Day 1. Left: 39.
Yesterday morning, my mum teased me by asking for a definition of comic art and what makes it different from a caricature in 5 minutes or less. Luckily enough, I had just gone through Eisner and had forgotten about McCloud, so the answer was fast enough: “Comic art is a form of Sequential Art, a caricature cartoon, not.” 5 sec. World record (for me).
She’d come up with that question after I’d been reading about comics and, more precisely, about Arab comics in the last six months or so, since that’s the topic I wish to talk about on my final paper before graduating in… Yes, you guessed well, 40 days.
Anyway, in the evening I was just ready to write down from the notes of the different bibliography I had just checked during the last months, also McCloud, when I realized I had a document with dozens of links that I hadn’t yet checked. Half of it was in Arabic, and some of it written by artists and scholars that now I know are quite somebody and can’t be ignored.

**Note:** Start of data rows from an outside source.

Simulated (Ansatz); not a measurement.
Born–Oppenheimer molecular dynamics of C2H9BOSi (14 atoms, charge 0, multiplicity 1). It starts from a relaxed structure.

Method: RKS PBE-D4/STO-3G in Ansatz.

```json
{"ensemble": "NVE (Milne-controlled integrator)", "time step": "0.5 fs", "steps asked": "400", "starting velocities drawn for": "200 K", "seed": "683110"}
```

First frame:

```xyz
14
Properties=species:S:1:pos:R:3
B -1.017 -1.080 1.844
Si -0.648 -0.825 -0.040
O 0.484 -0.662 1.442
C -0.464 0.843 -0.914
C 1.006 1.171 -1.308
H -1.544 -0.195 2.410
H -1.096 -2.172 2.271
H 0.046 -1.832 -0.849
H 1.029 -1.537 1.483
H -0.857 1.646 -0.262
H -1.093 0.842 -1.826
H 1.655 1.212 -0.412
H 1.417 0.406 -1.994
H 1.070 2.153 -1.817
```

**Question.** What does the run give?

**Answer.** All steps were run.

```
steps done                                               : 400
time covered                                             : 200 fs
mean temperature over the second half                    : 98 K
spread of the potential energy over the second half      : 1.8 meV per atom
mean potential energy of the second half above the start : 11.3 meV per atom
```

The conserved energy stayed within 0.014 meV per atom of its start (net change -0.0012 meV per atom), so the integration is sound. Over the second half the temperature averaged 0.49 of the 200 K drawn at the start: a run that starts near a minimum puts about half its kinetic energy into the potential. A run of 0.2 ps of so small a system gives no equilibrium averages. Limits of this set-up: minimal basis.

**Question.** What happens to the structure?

So, just another challenge before this adventure ends. Today, I was just ready to get this through when I found out that one of the scholars I was following was also a cartoon artist I had an eye on and was on Tumblr. Then, I found another one on Instagram who was posting a picture every day related to the new words he was learning in Dutch.
Automatically I decided I’d just copy them. And here I find myself. Today, among other things I just learnt that “comic strip” in Arabic is “شرائط” (strip, ribbon) + “مصورة” (image, photograph). Strip imaged. Literally.
Also, it turns out that the International Festival of comics in Angouleme needed 43 editions to award a woman. Meanwhile, in the roughly ten-twelve years during which the Arab comic has developed, always about half the artists in the main publication (and prized in the main awards) were women.
Today I feel thrilled and excited for beginning this journey, hoping that it may help me focus more seriously on the project. Ha.